In Kerala, prisoners cook round the clock to feed flood-hit and rescue officials
Inmates across prisons in Kerala cook and pack food for flood victims and rescuers; many have donated their daily wages to the chief minister’s flood relief fund.
The floods in Kerala may have brought people in the state face to face with nature's fury, but it has also reposed their trust in humankind. While people across the country and the world opened up their hearts and purses to affect the flood-hit, closer home, prisoners decided to do what they could to help their brethren.
Over 350 inmates from across the prisons in Kerala have been cooking and packing food to be airdropped or sent to relief camps and rescue teams working in the state.
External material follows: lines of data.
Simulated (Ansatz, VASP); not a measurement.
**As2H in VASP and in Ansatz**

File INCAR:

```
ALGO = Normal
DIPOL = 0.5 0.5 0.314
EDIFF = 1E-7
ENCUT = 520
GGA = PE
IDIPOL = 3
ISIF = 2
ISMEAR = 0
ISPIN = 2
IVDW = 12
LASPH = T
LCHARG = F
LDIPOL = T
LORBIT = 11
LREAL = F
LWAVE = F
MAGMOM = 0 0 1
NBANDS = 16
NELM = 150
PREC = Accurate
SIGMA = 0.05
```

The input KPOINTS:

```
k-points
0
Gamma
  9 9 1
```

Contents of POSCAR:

DGP of Prisons Sreelekha told TNM that inmates from the Thiruvananthapuram Central Prison, Women's Prison and Special Sub Jail had been cooking and dispatching food packets with chapatis and kurma for the relief camps. “They made over 40,000 chapatis in just two days. We've even been feeding the rescue officials - Army, Navy, NDRF and Coast guard who have been working tirelessly and sometimes without access to food.”
As many as 120 prison officials worked with the inmates and the Collectorate, dropping off food and water bottles to nearby relief camps and air bases. Over 20,000 packets of food and 50,000 bottles of water were provided from the prisons every day.
“Our food packets were used mainly for airdropping to people stranded on roof tops and isolated buildings,” a senior prison official said. “Besides chapati and curry, we have sent jam and packaged water also,” he added.
Most prisons in Kerala, except the district jail in Pathanamthitta and a prison in Kottarakara, were unaffected by the recent floods.
DIG of Prisons Santosh said prisons were taking turns to feed those in the camps. On Monday, the Alappuzha district prison supplied food to relief camps. “District prisons in Ernakulam, Kozhikode and Kollam have also been providing food to camps. In Viyyur, the inmates of Central Prison provided kanji to victims housed nearby. In a prison in Kannur, food packets, baby food and other materials were collected and sent to the air base.”
Many of these inmates also volunteered to donate their daily wages to the chief minister’s flood relief fund.
“Inmates from each prison are undertaking this initiative. From the Kannur Central jail, inmates have donated up to Rs 4.5 lakh to the CM's fund. And this is just one prison,” Santosh said.